From Leon Marshall in Johannesburg The proposed opening of a coal mine on the verge of one of South Africa’s most prized nature reserves has put the cat among the pigeons. Conservationist have long been alarmed at the way mining is being allowed in some of the country’s most sensitive areas. Now they are preparing...

From Leon Marshall in Johannesburg

The proposed opening of a coal mine on the verge of one of South Africa’s most prized nature reserves has put the cat among the pigeons.

Conservationist have long been alarmed at the way mining is being allowed in some of the country’s most sensitive areas. Now they are preparing to haul the government’s department of mineral resources and the mining company before court.

They have also launched a public resistance campaign and have used an authoritative environmental program on one of the state-owned television station’s three channels to urge viewers to call government officials to demand explanations. They have themselves been unable to get information or even to get through to these officials, but their telephone numbers and email addresses were repeatedly flashed on screen for the viewers to use.

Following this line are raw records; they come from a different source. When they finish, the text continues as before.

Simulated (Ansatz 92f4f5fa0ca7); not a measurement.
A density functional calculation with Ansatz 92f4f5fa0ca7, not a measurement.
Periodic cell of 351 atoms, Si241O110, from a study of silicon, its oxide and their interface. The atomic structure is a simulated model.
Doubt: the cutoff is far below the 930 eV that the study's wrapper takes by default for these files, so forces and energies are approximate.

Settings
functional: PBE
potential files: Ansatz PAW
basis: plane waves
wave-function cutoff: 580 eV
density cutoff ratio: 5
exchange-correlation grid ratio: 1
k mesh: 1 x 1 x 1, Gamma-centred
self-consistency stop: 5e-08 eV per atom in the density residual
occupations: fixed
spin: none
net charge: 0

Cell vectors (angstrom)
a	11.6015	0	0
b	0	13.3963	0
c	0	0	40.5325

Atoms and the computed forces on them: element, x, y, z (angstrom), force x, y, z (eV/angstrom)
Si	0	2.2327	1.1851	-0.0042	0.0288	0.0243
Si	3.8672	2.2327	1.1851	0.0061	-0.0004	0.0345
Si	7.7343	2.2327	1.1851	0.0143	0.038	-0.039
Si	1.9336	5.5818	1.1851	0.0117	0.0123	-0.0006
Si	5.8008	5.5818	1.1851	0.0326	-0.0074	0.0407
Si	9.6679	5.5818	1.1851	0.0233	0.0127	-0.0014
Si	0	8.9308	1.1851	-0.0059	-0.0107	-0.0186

What brought to a head their outrage at this latest instance of mining’s intrusion is the blatant manner in which just about every environmental, and in this case even cultural, consideration is being flouted. They fear the mine will deface the landscape, pollute the air, foul the area’s water resources, and do incalculable harm to the budding tourist trade.

The mining company, Australia-listed Coal of Africa Limited (CoAL), has already started massive land clearance and excavations, despite questions about the legality of their operation.

In a rare display of unity, environmental organizations have formed a consortium through which they have applied for a court interdict to stop the mining works. And, seemingly feeling itself under pressure from the public outcry, the national government’s department of environmental affairs has now also stepped in by calling a halt to construction and instructing the mining company to appoint an independent environmental consultant to assess its compliance with environmental legislation.

The reserve being threatened is the Mapungubwe National Park, a rugged terrain of about 70 000-acres (28,328 hectares) lodged against South Africa’s northern Limpopo River border with Zimbabwe and Botswana. It is an intriguing landscape of rocky outcrops and hills, and of grassslands and woodlands dotted by enormous baobabs, the ancient tree which locals laughingly say got planted on its head because the branches protruding from their huge cylindrical trunks look like roots groping in the air.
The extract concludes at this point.